An electric ferry now would eliminate the use of one million litres of diesel fuel and offset 570 tonnes of CO2 annually. As we sit here in the smoke of record-breaking wildfires, caused by extreme drought and heat from climate breakdown, I can’t understand what we are waiting for.

It does not have to be this way. Norway put the first fully battery-electric ferry into operation in VERY similar conditions to those we have on Kootenay Lake (including the “weak grid” in Balfour) in June 2015. The challenge of charging the ferry in an area with undersized electricity supply was solved by adding a storage battery at each terminal.

To add insult to injury, the battery system for this Norwegian ferry was designed by B.C.-based Corvus Energy! In January 2019, Corvus Energy (in Richmond, B.C.) was awarded a contract to supply the energy storage system for FIVE new all-electric ferries being built for another Norwegian ferry operator.

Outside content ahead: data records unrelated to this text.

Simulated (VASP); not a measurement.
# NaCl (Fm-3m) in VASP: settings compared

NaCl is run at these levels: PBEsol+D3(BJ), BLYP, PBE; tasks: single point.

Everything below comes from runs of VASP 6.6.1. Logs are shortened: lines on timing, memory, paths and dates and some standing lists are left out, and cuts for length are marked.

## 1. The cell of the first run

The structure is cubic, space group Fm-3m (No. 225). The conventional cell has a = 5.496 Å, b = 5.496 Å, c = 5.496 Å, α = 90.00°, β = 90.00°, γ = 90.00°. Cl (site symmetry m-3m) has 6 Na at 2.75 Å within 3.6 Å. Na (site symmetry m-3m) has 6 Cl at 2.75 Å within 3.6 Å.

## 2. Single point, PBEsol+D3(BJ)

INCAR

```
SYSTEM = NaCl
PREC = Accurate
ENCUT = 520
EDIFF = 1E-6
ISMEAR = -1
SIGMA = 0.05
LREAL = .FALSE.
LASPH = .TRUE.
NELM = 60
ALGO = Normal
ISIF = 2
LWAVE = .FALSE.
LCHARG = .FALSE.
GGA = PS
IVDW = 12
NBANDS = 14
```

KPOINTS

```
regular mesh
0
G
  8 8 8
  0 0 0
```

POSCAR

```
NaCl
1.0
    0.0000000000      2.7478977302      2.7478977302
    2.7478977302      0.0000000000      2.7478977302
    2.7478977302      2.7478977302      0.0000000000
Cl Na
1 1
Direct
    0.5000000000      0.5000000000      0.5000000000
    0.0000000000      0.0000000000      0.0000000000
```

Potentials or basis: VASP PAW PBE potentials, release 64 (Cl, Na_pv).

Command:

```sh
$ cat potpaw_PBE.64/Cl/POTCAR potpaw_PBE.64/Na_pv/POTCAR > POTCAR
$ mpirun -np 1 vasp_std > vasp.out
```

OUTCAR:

Norway is not the only country with fully electric ferries. Last year, the world’s largest battery-electric ferry went into service in Denmark. Even Ontario has two electric ferries that are nearing construction completion!

Why are we such laggards in British Columbia? It seems to be a question of political will. While the B.C. NDP and B.C. Liberals are attempting to build a fragile future on fracked gas extraction, liquefaction and export, both the Norwegian and Danish electric ferries were the direct result of government initiatives to harness the ingenuity of the private sector to tackle the problem of reducing CO2 emissions from their countries’ ferry fleets.

The B.C. government trumpeting a diesel “electric-ready” ferry for 2023 is like a taxi operator proudly announcing that a Toyota Prius will join the fleet in 2023, with a possible plug-in version to follow in 2030.